Summary and Analysis The Coming of Arthur



Leodogran, the king of Cameliard, had only one daughter, Guinevere. She was the most beautiful of all women and he loved her dearly. This was in the time before Arthur came, when many petty kings and feudal lords ruled in England, and the country was torn asunder by their disputes and wars. In addition, England was frequently subjected to raids by pagan barbarians from the north, who came in ships and laid waste to vast areas. Many sections of the country became a wilderness again, and beasts were more at home in them than men were. Two kings, Aurelius and Uther, had attempted to reunite the kingdom, but their efforts were unsuccessful. After them, however, Arthur was able for a while to make a nation of England and to rule it through the strength of his Round Table.
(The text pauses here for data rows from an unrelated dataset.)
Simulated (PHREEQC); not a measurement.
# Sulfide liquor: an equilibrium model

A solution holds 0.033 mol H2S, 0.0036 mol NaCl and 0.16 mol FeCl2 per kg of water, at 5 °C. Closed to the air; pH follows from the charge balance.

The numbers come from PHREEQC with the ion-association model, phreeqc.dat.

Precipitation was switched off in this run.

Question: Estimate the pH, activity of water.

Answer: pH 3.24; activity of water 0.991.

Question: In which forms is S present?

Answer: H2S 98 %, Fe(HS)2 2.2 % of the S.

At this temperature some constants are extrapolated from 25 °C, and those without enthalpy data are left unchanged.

At the time the tale begins, Cameliard is a deserted wasteland. Leodogran is not strong enough to deal with the situation and often wishes helplessly that the Roman legions would return to restore order. He is attacked nearly simultaneously by Urien, a neighboring king, and a heathen raiding party. Both attackers leave fire and destruction in their wake.

Meanwhile, Arthur has been crowned, despite the protests of those who claim he is not the rightful heir to the throne. Leodogran immediately sends to the new king for help. Arthur responds at once to this request and starts his first campaign. At Cameliard he sees Guinevere and instantly falls in love with her. Continuing on his way to the battle, Arthur muses about his love for Guinevere and decides that, with her at his side, he will be able to do great things and be a good king. He plans to ask for her hand in marriage.

In the battle which follows, Arthur and his knights defeat a coalition of enemy kings, including Urien, Carados, Lot of Orkney, and several others. Arthur is pleased with his victory and especially with the prowess shown by the knight whom he loves most, Lancelot. The two warriors swear an oath of eternal loyalty to each other; Lancelot says:

"Sir and my liege," he cried, "the fire of God
Descends upon thee in the battle-field.
I know thee for my King!"

Arthur answers:

"Man's word is God in man;
Let chance what will, I trust thee to the death."

After the battle Arthur sends three knights as messengers to Leodogran to ask for Guinevere in marriage. Her father is pleased by the offer, but is uncertain about what to do since he knows the rumors that Arthur is not of royal blood. He questions his faithful chamberlain, but gains no information from him.

Then Leodogran inquires about Arthur's background from the messengers. Bedivere, one of the knights, explains the tale of the king's birth. Many years before, in the time of Uther Pendragon, he says, Gorlois of Tintagil wed Ygerne. They had several daughters, among whom is Bellicent, the present queen of Orkney. In a war that followed, Gorlois was killed by Uther, and Tintagil Castle was captured. Uther, who had always lusted after Ygerne, forced her to marry him. Their son was Arthur. Uther died before the baby was born; so the child was secretly placed in the care of Merlin, in order to protect him from harm by rivals to the throne. He was raised by an old friend of Uther, Sir Anton, who had purposely acted as if Arthur were one of his own children. This is the basis for the rumors that Arthur was really the son of Anton or Gorlois, and not of Uther. But despite these whispered scandals, Merlin was able to have Arthur crowned when he came of age.

This story notwithstanding, Leodogran is still uncertain about Arthur's parentage and his legal right to the throne, and he doubts also Arthur's ability to hold onto his kingdom. Just at this time, Bellicent of Orkney and her sons, Gawain and Modred, visit Cameliard. The king questions her too, and she informs him of Arthur's exemplary character and great strength, but she has no precise knowledge about his birth. Leodogran is still unable to make up his mind, but he has a dream which convinces him. He sends the messengers back to Arthur with his acceptance.

Upon learning the news, Arthur dispatches Lancelot and a party of knights to escort Guinevere to him. When she arrives, in May, they are married by Dubric, the head of the Church in Britain. A great banquet and happy celebrations follow the ceremony, and all of Arthur's followers are overjoyed at his good fortune.

Later on, Arthur refuses to pay the tribute demanded by envoys from Rome, and in twelve great battles he overcomes the heathen and firmly establishes his kingdom.